NC State University researchers have discovered an SMS phishing (smishing) vulnerability in the Android Open Source Project (AOSP) and thus is present in almost all Android versions, including Donut (1.6), Éclair (2.1), Froyo (2.2), Gingerbread (2.3), Ice Cream Sandwich (4.0), and Jelly Bean (4.1). They have tested the flaw on multiple popular Android devices, including the Google Galaxy Nexus, the Google Nexus S, the HTC One X, the HTC Inspire, the Xiaomi MI-One, and the Samsung Galaxy S3.
A video of the researchers exploiting the security hole in the last one was uploaded on YouTube just yesterday, catching our eye:
As you can see, smishing is a social engineering technique that uses cell phone text messages to bait victims into divulging their personal information, such as passwords for user accounts. The hook is usually a Web site URL in the text message, or a phone number that connects to an automated voice response system.
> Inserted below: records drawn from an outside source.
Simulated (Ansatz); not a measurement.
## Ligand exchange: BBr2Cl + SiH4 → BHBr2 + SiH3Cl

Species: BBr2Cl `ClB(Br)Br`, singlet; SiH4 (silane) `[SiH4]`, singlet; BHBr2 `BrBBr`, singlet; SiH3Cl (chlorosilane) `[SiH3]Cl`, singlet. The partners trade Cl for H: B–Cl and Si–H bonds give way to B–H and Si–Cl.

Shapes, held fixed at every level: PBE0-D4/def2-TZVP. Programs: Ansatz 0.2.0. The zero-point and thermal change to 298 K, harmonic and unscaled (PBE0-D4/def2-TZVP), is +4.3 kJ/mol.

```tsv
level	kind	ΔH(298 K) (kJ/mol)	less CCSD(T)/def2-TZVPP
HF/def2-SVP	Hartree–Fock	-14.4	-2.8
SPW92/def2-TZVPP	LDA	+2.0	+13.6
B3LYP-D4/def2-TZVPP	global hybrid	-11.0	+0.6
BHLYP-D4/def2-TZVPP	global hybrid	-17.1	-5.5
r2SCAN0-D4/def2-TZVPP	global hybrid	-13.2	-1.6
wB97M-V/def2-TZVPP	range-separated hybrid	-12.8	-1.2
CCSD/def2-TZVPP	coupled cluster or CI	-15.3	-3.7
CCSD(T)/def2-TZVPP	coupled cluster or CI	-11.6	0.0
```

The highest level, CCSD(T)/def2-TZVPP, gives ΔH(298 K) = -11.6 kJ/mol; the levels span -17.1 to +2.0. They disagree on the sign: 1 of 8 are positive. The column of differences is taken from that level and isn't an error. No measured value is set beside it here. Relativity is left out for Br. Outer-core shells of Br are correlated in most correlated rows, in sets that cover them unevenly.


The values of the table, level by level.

This particular vulnerability allows for smishing since an Android app can fake arbitrary text messages, making it appear that the user has received an SMS from someone on the phone’s contact list or say, from a trusted bank. The good news is that the researchers immediately contacted Google about the flaw, and the company responded promptly and positively:
We notified the Google Android Security Team on 10/30/2012 and were — as always — impressed to receive their response within 10 minutes. The confirmation of the vulnerability presence arrived on 11/1/2012 — two days after our initial report. From their response, we can infer that they took this issue seriously and investigated it without delay.
The vulnerability is now confirmed and we [were] told that a change will be included in a future Android release. We are not aware of any active exploitation of this issue.
The last part is also crucial: the researchers are unaware of the flaw being exploited in the wild. Since they responsibly disclosed the vulnerability to Google, it will hopefully be fixed before malicious parties can take advantage.
The group promises not to publish the details of the vulnerability until a final fix is out. In the meantime, you can protect yourself in two ways. The first is being cautious when downloading and installing apps (particularly from unknown sources) and the second is paying close attention to received text messages to try avoid being duped by possible phishing attacks.
It’s not clear how quickly and effectively Google will be able to deliver a patch to its users. Given how slow Android users are in adopting new versions, for various reasons that are rarely their fault, this issue may end up causing problems for months if not years to come.